For the first time in several weeks pain woke me. Stabbed me through L3, L4, L5, like hot lava it sprayed down through my left psoas, crossed back into my right iliosacral joint and burnt a path through the back of my thigh, my calf and the base of my foot….as I woke a tear leaked down my cheek…I bit my lip and breathed….I’ve got this….next to my bed is a box of tablets and a pen. With another breath I reached for the pen. Pen first, drugs later…if at all…..if at all…..(as I’ve now taken them it seems ironic that I thought that but I did! and I’m pleased I did!)
This blog is some of what came out of that pen this morning in the small hours, in my half-dark room, after pages of gibberish, I found a point. A thought which lifted me up and I held on to. I don’t normally even let myself re-read journalling but today I thought it important to remember it and share it, because if I do that I might start to actually believe it.
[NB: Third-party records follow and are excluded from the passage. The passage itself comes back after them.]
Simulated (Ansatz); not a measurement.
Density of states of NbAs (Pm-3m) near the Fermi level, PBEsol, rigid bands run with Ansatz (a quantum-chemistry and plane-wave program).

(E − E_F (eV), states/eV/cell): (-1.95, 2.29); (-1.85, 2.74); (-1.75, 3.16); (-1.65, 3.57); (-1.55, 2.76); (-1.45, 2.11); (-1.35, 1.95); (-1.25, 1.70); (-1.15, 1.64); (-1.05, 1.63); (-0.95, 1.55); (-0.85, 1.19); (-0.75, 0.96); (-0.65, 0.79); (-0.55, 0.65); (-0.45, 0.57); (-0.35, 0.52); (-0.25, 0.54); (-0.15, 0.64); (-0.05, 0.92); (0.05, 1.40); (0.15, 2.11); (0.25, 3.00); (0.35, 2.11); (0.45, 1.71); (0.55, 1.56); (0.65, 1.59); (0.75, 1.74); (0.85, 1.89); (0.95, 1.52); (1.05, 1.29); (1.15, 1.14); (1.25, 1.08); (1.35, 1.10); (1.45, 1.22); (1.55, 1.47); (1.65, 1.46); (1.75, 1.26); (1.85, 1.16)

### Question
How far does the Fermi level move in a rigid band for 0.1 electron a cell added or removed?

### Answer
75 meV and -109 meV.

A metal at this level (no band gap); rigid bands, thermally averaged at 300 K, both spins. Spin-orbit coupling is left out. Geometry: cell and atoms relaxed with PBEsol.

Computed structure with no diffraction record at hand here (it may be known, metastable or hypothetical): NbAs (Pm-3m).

The bottom line is this; I try exceptionally hard to please people. I try so hard that I make myself sick. People say to me ‘you’re so good at staying in touch, you’re so good at ‘being-friends’. The truth is I’m not. I’m just trying to please you.
I find saying NO incredibly hard. So I say yes. Yes I can come and visit you, yes I’ll come and stay and fly round the world to see you, yes bring your children, yes I’ll send you presents, yes I know it’s your birthday, yes I’ll organise an event for you, yes I’ll look after your children, yes I’ll cook, yes I want to come with you, yes I’m free, yes talk to me, yes it’s no problem, yes I’ll walk there, yes yes yes and then before I know it there was so many YESs that I forget to please-look-after-myself a bit and then here I am flat on my back, again, balancing a keyboard above me…..and cancelling things I originally said yes to and feeling guilty and round it goes…. It’s not that I don’t want you to ask, I do. I just need to learn that saying NO doesn’t mean I’ll ruin a friendship. No does not wreck anything worth having. Saying No is OK. Thinking of myself is OK. Doing nothing extra is OK. Silence is OK.
I am trying to make you feel special, loved and cared for because that is how I want to feel. Ultimately I am trying to show the world that I am worthy of peoples friendship. Trying so hard is exhausting, shattering, particularly when my efforts appear to fall on deaf ears. When that happens, instead of letting go, I try harder. It’s a red-rag to a bull. I think I haven’t done enough. I never think -maybe they don’t need that, want that or maybe they are busy! (wow how Narcissistic is that?!) I always think; I just must do more.
I am trying so very hard to show you that I am good enough to be a friend, that I am cool enough, fun enough, witty enough, pretty enough, intelligent enough, brave enough, mature enough, interesting enough, silly enough, caring enough, glittering enough, generous enough…simply that I am enough.
That’s it then. My work for the week. To simply really start to believe that in every moment I am enough. Right now lying here in a stained dressing gown, unwashed hair, taking this time to talk about myself. I am enough. I do not need to do anything else. I choose love. I am enough right now.